I am troubled by these kinds of solutions which only help administrators
with standard distributions. Any kind of deviation from the norm, and it
will
be impossible to fix one's servers, or assess possible vulnerabilities.

I wanted to understand how someone could exploit this flaw against systems I
deal with, so I wrote some scenarios on how DNS could be exploited in
general. I believe the exploit, which is now unpublished, will probably be
something along the lines below. Of course I could be wrong. These are just
my thoughts.

First we have to understand the variables involved. They are:
-Client+resolver.
-Caching name server used by client.
-Authoritative name server for a domain.

As far as I know, the attack enables an attacker to cause false DNS data to
be served to clients. This implies that clients are affected because they
can be misled to fake sites. It also implies that domains can be compromised
because e.g. mail directed at them doesn't arrive, but is directed to an
attacker's site. This would only apply to specific clients, of course, but
creates a serious problem if one really thinks about it.

Here are my thoughts:

Possible attack vector No. 1:
1. EvilIP wants to redirect traffic from Company A, intended for SiteB, to
   EvilSiteX.
2. EvilIP sends a large number of queries to SiteB's nameservers, using
Company A's nameserver
   IP and port (i), making the packets look as valid as possible, with
random IDs and the port
   used by Company A's nameserver for outgoing queries (ii).
3. EvilIP connects to Company A's caching nameserver, and queries for
SiteB's DNS info (iii).
4. Company A's nameserver sends a query to SiteB's nameserver.
5. SiteB's nameserver doesn't respond to Company A's nameservers' requests,
as
   it considers them to be a DOS attack. All queries appear to come from the
same IP
   and port, using various valid IDs.
6. EvilIP can now iterate through the ID address space of valid IDs, sending
responses to
   Company A's nameservers, using SiteB's nameservers' IP in the udp packet.
The port
   number (53) is inconsequential, since Company A's nameservers have no
information on it.
7. One of the packets matches the ID of the query and is accepted by Company
A's nameserver.
   The result is stored in cache.
8. Future queries made by clients using Company A's nameservers will receive
the
   entry sent by EvilIP.

(i) We assume Company A has one nameserver for simplicity's sake. The same
method can
    be used for multiple nameservers.

(ii) EvilIP can find out the outgoing IP used by Company A's nameservers by
making
     them send queries to a nameserver which is controlled by EvilIP.
Information on
     the IDs can also be gathered this way.

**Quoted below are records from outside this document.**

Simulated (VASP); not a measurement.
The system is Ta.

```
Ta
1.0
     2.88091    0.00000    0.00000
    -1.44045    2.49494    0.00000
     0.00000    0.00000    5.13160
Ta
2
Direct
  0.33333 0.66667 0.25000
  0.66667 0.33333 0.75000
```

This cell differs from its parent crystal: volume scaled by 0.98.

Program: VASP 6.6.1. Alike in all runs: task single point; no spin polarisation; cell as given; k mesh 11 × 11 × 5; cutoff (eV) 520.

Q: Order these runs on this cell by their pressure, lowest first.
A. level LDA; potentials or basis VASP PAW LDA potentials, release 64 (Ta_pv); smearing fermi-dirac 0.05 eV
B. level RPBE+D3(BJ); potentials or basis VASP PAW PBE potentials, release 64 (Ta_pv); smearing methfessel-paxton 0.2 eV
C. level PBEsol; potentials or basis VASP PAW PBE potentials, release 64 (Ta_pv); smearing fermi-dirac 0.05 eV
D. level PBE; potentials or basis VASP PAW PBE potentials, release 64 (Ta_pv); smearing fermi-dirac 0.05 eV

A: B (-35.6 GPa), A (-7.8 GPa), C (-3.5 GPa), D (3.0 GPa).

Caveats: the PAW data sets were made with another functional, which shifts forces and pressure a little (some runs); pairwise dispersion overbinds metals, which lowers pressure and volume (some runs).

(iii) Step 3 can be achieved by connecting to Company A's SMTP server, and
using
      Site B as HELO. Unless the SMTP server is using a dedicated
nameserver, it
      will query Company A's nameservers.


Possible attack vector No. 2:
An attack can also be done against the resolver. This involves a DOS between
the client and
the caching nameserver. Otherwise the attack is the same.


Solutions:

Randomizing ports:
If the caching nameserver randomizes its source port, EvilIP will not be
able to
create a DOS because SiteB's nameservers will only consider invalid queries
to be those
on ID/port pairs with too much traffic. The DOS attack might still work if
EvilIP is able to
flood all possible IP/port pairs. This depends on the amount of the time
SiteB's nameservers refuse to accept packets from Company A's nameservers.
If the window is too long, EvilIP is able
to flood all of them. This still leaves the issue that EvilIP will also have
to send
packets to all ports on Company A's nameservers. Since there are {possible
IDs} * {possible
ports} possibilities, a practical attack is made unfeasible.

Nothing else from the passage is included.